Adding time to a plot and adventures in smoothing
The following plots and instructions show how to put several figures on a page, give an overall label to the page, and to make time the axis. I also show how to subset the data to reject outliers. Finally, the effect of four levels of smoothing in 'lowess' are examined.
In order to show events over time, it is helpful to plot the data as a function of time. This is trivial if the data are equally spaced, but when the data are not equally spaced, it is important to add time to the plot. The following is an analysis of electrical production and consumption as a function of time of year for an energy efficient house. The data are from 38 months of fairly frequent observations of energy produced using PhotoVoltaic roofing and of electrical consumption.
The data are stored in a tab delimited text file produced by a spreadsheet. (e.g., Excel or Open Office)
datafilename="http://personality-project.org/r/datasets/electric.data.txt" #where are the data?

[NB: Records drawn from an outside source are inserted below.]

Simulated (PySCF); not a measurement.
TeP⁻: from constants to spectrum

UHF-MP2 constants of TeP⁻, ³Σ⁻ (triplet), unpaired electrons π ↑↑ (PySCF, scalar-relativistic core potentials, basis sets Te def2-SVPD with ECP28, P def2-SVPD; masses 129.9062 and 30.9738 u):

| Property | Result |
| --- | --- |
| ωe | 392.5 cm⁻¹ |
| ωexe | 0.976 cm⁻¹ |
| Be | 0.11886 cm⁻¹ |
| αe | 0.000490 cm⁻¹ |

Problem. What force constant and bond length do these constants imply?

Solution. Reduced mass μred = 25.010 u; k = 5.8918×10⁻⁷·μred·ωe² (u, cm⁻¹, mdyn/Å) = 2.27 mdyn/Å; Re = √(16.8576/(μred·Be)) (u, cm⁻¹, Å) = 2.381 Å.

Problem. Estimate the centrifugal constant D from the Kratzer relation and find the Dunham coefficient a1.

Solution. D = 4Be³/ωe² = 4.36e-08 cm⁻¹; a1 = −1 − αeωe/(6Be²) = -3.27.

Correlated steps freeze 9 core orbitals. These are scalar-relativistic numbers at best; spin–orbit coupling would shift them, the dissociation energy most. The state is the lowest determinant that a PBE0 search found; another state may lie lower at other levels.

#local data are at datafilename <- "/Library/WebServer/Documents/personalitytheoryf/r/datasets/electric.data.txt"
#alternatively, we can dynamically find out the file name
datafilename <- file.choose() #get the name of the file by using system commands
electric <- read.table(datafilename,header=TRUE) #read the data file
describe(electric) #get basic descriptive statistics using the describe function
attach(electric) #for easier manipulation
dates <-strptime(as.character(electric$date1), "%m/%d/%y") #change the date field to a internal form for time
#see ?formats and ?POSIXlt for how to read different formats
#further note that we need to treat the date information as read from the spreadsheet as character data
electric=electric[,2:17] #get rid of the original date in the data.frame
electric=data.frame(date=dates,electric) #this is now the date in useful fashion
detach(electric)
daterange=c(as.POSIXlt(min(electric$date)),as.POSIXlt(max(electric$date))) #figure out the lowest and highest months
rm(dates) #get rid of the old date because otherwise it will be floating around confusing us
attach(electric)
#plot 4 different panels -- energy produced, consumed, net as function of date, concumption by temperature
quartz (height=6,width=9) #create a graphic device of appropriate size
plot.new() #start a new plot
#set parameters for this graph
par(omi=c(0,0,1,0) ) #set the size of the outer margins
par(mfrow=c(2,2)) #number of rows and columns to graph
plot(date,produced,xaxt="n",ylab="KWH/day") #don't plot the x axis
axis.POSIXct(1, at=seq(daterange[1], daterange[2], by="month"), format="%b") #label the x axis by months
lines(lowess(date,produced, f=3/10)) #lowess smooth with 30% window
title(main="Seasonal Effects on PV Electrical Production")
plot(date,consumed,xaxt="n",ylab="KWH/day") #don't plot the x axis
axis.POSIXct(1, at=seq(daterange[1], daterange[2], by="month"), format="%b") #label the x axis by months
lines(lowess(date,consumed, f=3/10)) #lowess smooth with 30% window
title(main="Seasonal Effects on total Electrical Consumption")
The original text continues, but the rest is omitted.